A crown of wrath and anxiety

Missed midnight again.

I’ve gotten in three job applications since leaving my previous employer, which is three fewer than I had enthusiastically declared my intention to submit on Friday. (I didn’t do that here, I think. But it’s written on a big-ass list on my wall.) A whole lot of life is catching up to me tonight, and I feel my energy failing me.

I’ve had this heat around the top of my head, a kind of feverish warmth, since Wednesday, when I found out I’d be losing my job. Closest to the relevant moments, it actively tingled, as if I were gently on fire. A crown of wrath and anxiety was on my head, driving me to get shit done. The world looked big and open and free, and the catastrophes were all coming for somebody else.

It doesn’t feel that way right now. (Well, it’s coming back a little bit, the warmth, because I’m talking about it so much. It’s actually helping me get these words out, because apart from that energy I’m about to pass out in my chair.

Actually, it seems like maybe I can just cultivate this? Sorry this is stream-of-consciousness again but this is the path my brain is taking and the idea that I was out of fuel seems to have fallen away.

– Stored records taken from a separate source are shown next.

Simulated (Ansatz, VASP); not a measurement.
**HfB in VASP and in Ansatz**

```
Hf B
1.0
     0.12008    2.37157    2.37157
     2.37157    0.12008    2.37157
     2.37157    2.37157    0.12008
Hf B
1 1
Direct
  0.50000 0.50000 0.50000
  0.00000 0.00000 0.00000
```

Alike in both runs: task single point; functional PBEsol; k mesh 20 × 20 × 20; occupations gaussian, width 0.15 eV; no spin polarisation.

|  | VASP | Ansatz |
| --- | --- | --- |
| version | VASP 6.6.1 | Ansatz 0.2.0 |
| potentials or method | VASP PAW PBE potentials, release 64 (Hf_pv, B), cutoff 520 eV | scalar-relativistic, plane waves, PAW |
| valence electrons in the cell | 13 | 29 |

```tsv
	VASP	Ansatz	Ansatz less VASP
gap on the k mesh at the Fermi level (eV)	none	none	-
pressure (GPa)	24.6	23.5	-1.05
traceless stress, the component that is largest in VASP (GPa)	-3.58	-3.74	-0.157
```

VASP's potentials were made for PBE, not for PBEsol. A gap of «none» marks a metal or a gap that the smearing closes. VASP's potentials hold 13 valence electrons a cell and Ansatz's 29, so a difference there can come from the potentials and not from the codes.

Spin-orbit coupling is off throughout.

This is fine, actually. If I can just stoke this fire, I can get more applications done tomorrow. Fuck RSD. I’ll apply to five damn jobs tomorrow. AND I’ll finish cleaning the kitchen, and unpacking my books, and I’ll watch a few episodes of Marie Kondo’s show and learn how to throw out some of my goddamn baggage, and

)

There’s a marginal possibility that this isn’t good for me.